Q11. What is the ideal C:N ratio for composting?
A) 10:1 B) 20:1 C) 25-30:1 D) 50:1
Answer: C) 25-30:1. The ideal starting C:N ratio for aerobic composting is 25–30:1. Too high slows decomposition; too low causes nitrogen loss as ammonia.
Exam-Day Checklist
- Admit card (printed) + one original photo ID
- Arrive 30 minutes before reporting time
- Two blue/black ball-point pens (no gel pens for OMR)

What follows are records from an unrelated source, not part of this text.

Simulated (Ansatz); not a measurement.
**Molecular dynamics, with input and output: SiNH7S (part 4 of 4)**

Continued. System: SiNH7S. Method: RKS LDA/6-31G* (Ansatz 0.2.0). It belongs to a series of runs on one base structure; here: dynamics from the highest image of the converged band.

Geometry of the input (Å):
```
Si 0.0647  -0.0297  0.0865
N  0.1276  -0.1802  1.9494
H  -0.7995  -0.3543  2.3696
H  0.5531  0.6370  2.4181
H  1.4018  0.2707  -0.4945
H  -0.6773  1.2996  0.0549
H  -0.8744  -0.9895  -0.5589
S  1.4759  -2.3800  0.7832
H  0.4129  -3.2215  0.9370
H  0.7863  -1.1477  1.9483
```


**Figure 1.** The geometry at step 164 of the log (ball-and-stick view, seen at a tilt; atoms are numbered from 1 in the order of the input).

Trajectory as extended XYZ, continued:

- No mobile phone or electronic device
- Read OMR instructions before marking
- Sequence: Reasoning first → Agriculture → GS
- Review in last 10 minutes
Final Score Target
| Section | Total | Target | Safe Minimum |
|---|---|---|---|
| General Studies | 75 | 55–60 | 48 |
| Agriculture | 50 | 40–45 | 35 |
| Reasoning | 25 | 21–23 | 18 |
| Total | 150 | 116–128 | 101 |
Final Preparation Tips
The BPSC AEDO exam rewards deep subject knowledge over shortcuts. Bihar-specific agriculture — makhana in Mithila, litchi in Muzaffarpur, Swarna Sub-1 flood-tolerant variety, Champaran Satyagraha 1917 — appears repeatedly in question papers. Make a flashcard for each Bihar-specific fact and review them daily in the last 2 weeks before the exam. For reasoning, practice 25 questions daily; you should be scoring 22+/25 consistently before the exam date. The combination of strong Agriculture + full Reasoning marks is your ticket to clearing BPSC AEDO prelims.
Consistent daily practice over 3 months is more effective than intensive last-minute study. Set a daily target of 50 MCQs across all sections, review each wrong answer carefully, and maintain an error log. On exam day, your confident, practiced rhythm will carry you through efficiently. Remember: in competitive exams, the difference between selection and rejection is often just 3–5 marks — and those marks come from consistent daily practice, not from any single miracle trick.